Line 75, what does “has better zero-shot performance for initialized training” mean? Better than what? What does “initialized training” mean? If the pseudo mask generation is of augmenting training data, why do we need online? For teacher-student style framework? But anyway, needs more clarification here. Why “makes the training unstable when switching to another round”? Shouldn’t the model has been converged in the last checkpoint? Otherwise, the training has not been finished? I think here the paper should explain why the online is more important.
Line 80, what does “online pretraining” mean?
Line 83, for “Our key insight is that semantically-similar patches are spatially close in group.”, any image or visualization examples to illustrate this?
Line 90, typo “suerpervised”.
Line 194, what does “level-specific” mean?
What is “local view”? Some augmented version of original images? What is “global view”? Is it the same as original view? Needs to clarify.
Line 252, if “edges are formed solely between nodes that are directly adjacent horizontally and vertically”, all tokens are potentially connected and could be a subtree for a certain token, no?
Eqn (3) is hard to understand.
Eqn (4), why w_s (S^s_ij)? But not w_s S^s_ij? How to ensure S^f_ij and S^s_ij at the same scale, if using w_f+w_s=1 to linearly combine them. Why S_ij in [-1,1]? How to find the threshold?
Why averaging features of tokens inside its mask can cause the bad merging?
Line 311, why “each mask corresponds to a single connected region, which is predominantly suitable for instance segmentation tasks. However, semantic segmentation often requires masks that encompass multiple disjoint regions belonging to the same semantic class.”. The semantic regions could also be small but instance segmentation region could be large. Why this is a problem.
The selection of thresholds is too heuristic.

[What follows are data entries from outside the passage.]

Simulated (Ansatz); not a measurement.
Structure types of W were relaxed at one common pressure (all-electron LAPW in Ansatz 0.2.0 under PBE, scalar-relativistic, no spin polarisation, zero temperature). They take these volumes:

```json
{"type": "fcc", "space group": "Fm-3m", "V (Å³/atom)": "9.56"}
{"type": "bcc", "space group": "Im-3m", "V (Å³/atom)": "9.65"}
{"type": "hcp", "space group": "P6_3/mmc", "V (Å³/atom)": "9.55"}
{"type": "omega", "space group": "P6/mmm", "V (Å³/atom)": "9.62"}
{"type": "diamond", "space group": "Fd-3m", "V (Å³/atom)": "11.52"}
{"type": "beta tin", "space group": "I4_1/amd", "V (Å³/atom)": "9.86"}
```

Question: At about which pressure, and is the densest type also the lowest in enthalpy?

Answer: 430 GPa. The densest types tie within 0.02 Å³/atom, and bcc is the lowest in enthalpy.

What is T, sometimes it is the transpose, sometimes it is layer or hierarchy? Or iteration number. Too vague.
Why zero-initialize the adapter parameters can make OAP generate meaningful masks during the early stages of training (Line 359)?
Line 361, the mask decoder must output both instance-level masks and semantic-level mask?
Can’t understand how to match the output from student head to the teacher head.
What are the instance pooling and semantic pooling?
Why OAP’s output can can be used to train the student network. Is that because the original input to the teacher network or OAP can keep high-quality masks. This is unclear.
It is recommended to put all tables and figures to the top of each page.
Line 434, textttval?
Table 2, why use AP^{box} to evaluate results of instance segmentation. Shouldn’t use mask AP or something like that?
Any comparison to UnSAM?
In the table 2 of CutLER paper, it has a very comprehensive evaluation. The proposed method should do an apple-to-apple comparison on the wide benchmarks.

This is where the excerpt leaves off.